I think many people would pay that premium if the car could drive itself, but they just can't crack it.

Sure, but regulatory factors mean that most manufacturers will likely be able to develop or buy capable self-driving tech at around the same time, and there’s no real reason why it wouldn’t work in ICE cars either, so Tesla wouldn’t necessarily have a great advantage in that event.

It seems to me like SpaceX is the stand-out success (reusable rockets are a big deal!) so there's a sort of natural gravitation towards it, perhaps particularly on here. But I think you raise a good point! In the spirit of answering your questions, here's my somewhat reflexive thoughts on the other stuff:

  • Tesla: OP criticizes them for hype (which seems fair) but from what I can tell on a two-second Google they do seem to make money, billions of dollars worth. And my recollection is that they beat the rest of the US automakers in electric cars and still outperform them in other areas. I'd consider leading a company to that sort of success (or really any success!) a W under about any circumstances (even though I think it's perfectly fair to point out how it is rewarded by subsidies.) However, I'm...skeptical about some of the issues with the cars (which may not be unique to Teslas) and I am not sure if the engineering is particularly good – China's got a huge EV market, perhaps in the future they eat his lunch. I'm not especially optimistic about self-driving, at least in the medium term, but that's partially because I think there's strong inertial force against it, and fixing the engineering problems doesn't entail fixing the regulatory and repetitional problems.
  • The Boring Company: seems really cool, but also like they missed their moment. Just doesn't seem to be enough demand. Maybe their time will come, but it doesn't seem like it has yet.
  • Twitter: renaming it was a bad idea (imho). Firing most of the staff and generally decreasing the draconian attitude was a good idea. I'm very interested to see if he can make the finances work. (In his defense, my understanding was that "getting the finances to work" was something Twitter struggled with before Elon took over.) I actually think the basic plan (strip down the staffing costs, print money on the world's most high-velocity social media platform) was good – obviously some of the advertising income streams hit snafus. I will say that although I'm a fan of the ad-revenue-sharing deal in theory, in practice it does seem somewhat scammy to me. I'm not saying that rises to the level of an actual scam but I can definitely imagine a lot of people misunderstanding which end of the distribution they are on.

So, overall, based on my assessment, I'd say SpaceX is a huge W, Tesla a solid W so far, Boring company hasn't had it moment yet and may never, and Twitter probably a good thing on balance but the jury's still out on the end results for Musk.

Well I think most people expect Twitter not to be that valuable.

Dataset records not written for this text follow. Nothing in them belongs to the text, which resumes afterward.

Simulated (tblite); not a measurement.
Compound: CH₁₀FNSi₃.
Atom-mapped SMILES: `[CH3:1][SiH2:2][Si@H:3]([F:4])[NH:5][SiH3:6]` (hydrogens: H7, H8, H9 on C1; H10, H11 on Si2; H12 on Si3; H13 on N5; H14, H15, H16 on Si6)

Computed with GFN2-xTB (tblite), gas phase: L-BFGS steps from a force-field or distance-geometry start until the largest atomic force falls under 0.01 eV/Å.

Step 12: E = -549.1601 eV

Tesla is still one of the largest valued companies in the world. It is profitable car company. The latest FSD is amazing. The big question there is whether Elon will still be there if they try to screw him on his earned comp (after a terrible ruling by a Delaware judge).

Also it isn’t as sexy as talking about literally space travel.

Almost all the replies I'm seeing are related to SpaceX, but Musk has multiple businesses.

Yes! I wanted to bring it up in this comment but it ended up slipping my mind. This discussion is useful in figuring out where Elon's strengths and weaknesses are. Like you said, from the replies it seems like Falcon 9 and Starlink are his strong points.

Is there an effective way to "short" him? What's the benefit to doing so

Well, the only "short" I'd urge people to do is to avoid falling on any swords for the guy. He (rightfully) won a lot of goodwill with his takeover of Twitter, but I'm worried people are too defensive of him. It might all be very silly in the end, I doubt preventing the establishment to have a gotcha on the contrarians will work, even if it's achievable... but, I dunno, I feel like this will end up being a pretty big egg on some people's faces.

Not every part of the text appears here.